Wednesday, January 8, 2014

Military or Political? Assessing Senior Israeli Defense Officials’ Assessments

...Dagan’s assertion rests on a political assessment: that nothing is likely to happen in the foreseeable future to turn either Jordan or Iraq into a threat. But when it comes to predicting future political developments, defense officials have no special expertise whatsoever. In fact, their track record is notoriously poor (think, for instance, of intelligence agencies’ failure to predict the intifadas, the Arab Spring, the Iranian revolution, etc.).

Evelyn Gordon..
Commentary Magazine..
08 January '14..

One reason Israel has struggled to muster international support for its demand for defensible borders is that one can always find some former senior Israeli defense official to proclaim this unnecessary. A typical example was former Mossad chief Meir Dagan’s statement this weekend that Israel no longer needs to retain the Jordan Valley for security purposes, because “there is no eastern front”: Israel is at peace with Jordan, and “there is no longer an Iraqi army.”

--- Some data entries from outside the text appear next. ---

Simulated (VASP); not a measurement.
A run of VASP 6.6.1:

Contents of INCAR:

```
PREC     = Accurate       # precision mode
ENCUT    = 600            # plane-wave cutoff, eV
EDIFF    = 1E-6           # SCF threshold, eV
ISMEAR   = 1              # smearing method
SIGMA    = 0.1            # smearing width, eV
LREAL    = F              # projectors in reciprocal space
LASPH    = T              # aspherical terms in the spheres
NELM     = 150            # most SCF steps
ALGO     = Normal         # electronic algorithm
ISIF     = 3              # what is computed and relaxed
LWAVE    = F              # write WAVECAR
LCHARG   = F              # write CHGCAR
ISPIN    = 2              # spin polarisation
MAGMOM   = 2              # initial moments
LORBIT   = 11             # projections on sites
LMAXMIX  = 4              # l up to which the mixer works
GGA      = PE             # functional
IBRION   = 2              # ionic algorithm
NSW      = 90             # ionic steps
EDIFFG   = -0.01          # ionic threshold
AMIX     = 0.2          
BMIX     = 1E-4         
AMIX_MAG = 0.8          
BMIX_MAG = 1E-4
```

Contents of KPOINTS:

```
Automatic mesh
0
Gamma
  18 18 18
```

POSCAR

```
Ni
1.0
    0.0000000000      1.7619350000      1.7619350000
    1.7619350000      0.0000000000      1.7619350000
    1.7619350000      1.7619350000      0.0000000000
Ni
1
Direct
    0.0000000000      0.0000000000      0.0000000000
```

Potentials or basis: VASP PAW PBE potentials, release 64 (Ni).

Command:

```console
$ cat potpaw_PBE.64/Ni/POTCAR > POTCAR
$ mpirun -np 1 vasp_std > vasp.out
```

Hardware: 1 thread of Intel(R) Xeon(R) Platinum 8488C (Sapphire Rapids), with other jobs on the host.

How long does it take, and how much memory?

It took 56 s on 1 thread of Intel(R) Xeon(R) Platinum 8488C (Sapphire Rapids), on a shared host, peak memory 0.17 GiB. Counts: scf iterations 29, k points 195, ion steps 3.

What made this statement truly remarkable was the timing: On the very same weekend that Dagan made this categorical pronouncement, al-Qaeda in Iraq largely completed its takeover of the Iraqi cities of Fallujah and Ramadi. As the New York Times reported, this means that “Sunni insurgents essentially control most of Anbar”–a province bordering directly on Jordan. Since Qaeda-linked groups also control large swathes of eastern Syria, Jordan now has al-Qaeda sitting on two of its borders: Syria to the north and Anbar to the east. Granted, al-Qaeda’s forces are currently busy fighting Syrian and Iraqi troops, but if they prevail in these battles, Jordan, which al-Qaeda has targeted in the past, will clearly be next in line.

In other words, Dagan is correct that “there is no eastern front” at this minute. But given the massive instability in the region and the marked gains that hostile forces like al-Qaeda have made just in the last few months, only a fool would be willing to gamble that the eastern front won’t reappear in another year, or two or three–especially given the likelihood (as I explained last week) that Israel’s withdrawal from the Jordan Valley would actively contribute to destabilizing Jordan, just as its withdrawal from Gaza destabilized Sinai. Yet this is precisely the gamble Dagan is advocating: Wager Israel’s security on the hope that even with the region in the midst of convulsive upheaval, the eastern front will nevertheless remain dormant for the foreseeable future.


All this speaks to a larger point about the validity of senior defense officials’ pronouncements: Their field of expertise is fairly narrow, and outside it, their assessments have no more validity than those of anyone else–and sometimes less. Dagan, a senior IDF officer before taking over the Mossad, certainly knows what’s needed to stop columns of tanks from invading Israel; had he said the Jordan Valley was unnecessary for this purpose, it would have to be taken seriously. But he didn’t; indeed, by saying it’s unnecessary specifically because the “eastern front” no longer exists, he clearly implied that the valley would be needed were the eastern front to reappear.

Rather, Dagan’s assertion rests on a political assessment: that nothing is likely to happen in the foreseeable future to turn either Jordan or Iraq into a threat. But when it comes to predicting future political developments, defense officials have no special expertise whatsoever. In fact, their track record is notoriously poor (think, for instance, of intelligence agencies’ failure to predict the intifadas, the Arab Spring, the Iranian revolution, etc.).

So when defense experts say that “defensible borders” aren’t necessary, consider whether their pronouncements are based on military or political assessments. And if it’s the latter, anything they say should be taken with whole buckets of salt.